Africa set to grow by 4.5%
Experts scale down previous forecasts
AFRICA’S overall economy should advance this year, expanding by 4.5%, showing resilience despite weak commodity prices and the devastating Ebola epidemic, an annual report published yesterday said.
And future growth could be spurred by the continent’s population doubling to two billion over the next 35 years, repeating in Africa the economic boom seen in Asia’s biggest countries.
The report, co-authored by the Organisation for Economic Co-operation and Development (OECD), the African Development Bank and the UN Development Programme, said: “Africa’s gross domestic product (GDP) growth is expected to strengthen to 4.5% in 2015 and 5% in 2016 after subdued expansion in 2013 (of 3.5%) and 2014 (3.9%).”

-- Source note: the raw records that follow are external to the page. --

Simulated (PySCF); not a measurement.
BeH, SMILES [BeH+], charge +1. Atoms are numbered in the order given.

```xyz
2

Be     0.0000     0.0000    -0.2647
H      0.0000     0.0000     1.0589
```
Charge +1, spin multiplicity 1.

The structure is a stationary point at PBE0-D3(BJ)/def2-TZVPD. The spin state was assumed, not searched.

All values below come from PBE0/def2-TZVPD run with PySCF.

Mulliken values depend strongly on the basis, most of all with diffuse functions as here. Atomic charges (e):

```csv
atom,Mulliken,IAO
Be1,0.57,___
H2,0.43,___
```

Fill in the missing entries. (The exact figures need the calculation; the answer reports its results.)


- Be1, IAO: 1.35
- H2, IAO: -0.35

The continent had so far been “relatively resilient to the sharp fall in international commodity prices”, the re- port said, indicating crude prices which fell more than 50% between June and January.
And if the commodity prices remain low, the report warned that the economies of resource-rich countries, like oil exporters Nigeria and Angola, might slow down as their governments would inevitably have to trim spending.
The forecast is a downward revision from projections made last year suggesting that Africa’s economy would expand by 5.7% this year.
At the same time, economists noted that Africa’s increasing population could boost growth in much the same way that population booms fuelled development in China and India.
“This phenomenon may be helpful as was the case with India and China because the demographic dividends usually help growth,” OECD Development Centre director Mario Pezzini said.
But, if Africa fails to absorb the enormous youth bulge in the labour market, “you may have very strong tensions”, he said.
An estimated 23 million youths are expected to enter the African labour market this year alone, the report said.
Of those, four million will be in northern Africa, the region that dragged down the continent’s growth rates last year, as a result of fall-out from the 2011 Arab Spring uprisings.
That region grew by just 1.7% last year.
Southern Africa slowed to below 3% in 2014 due to labour unrest in South Africa, which grew by just 1.5%.
“In part the lower rates of growth in Africa were related to the social crises in South Africa. We are expecting that [they] are reducing now and as such South Africa will have a rate of growth better than in the past,” Pezzini said.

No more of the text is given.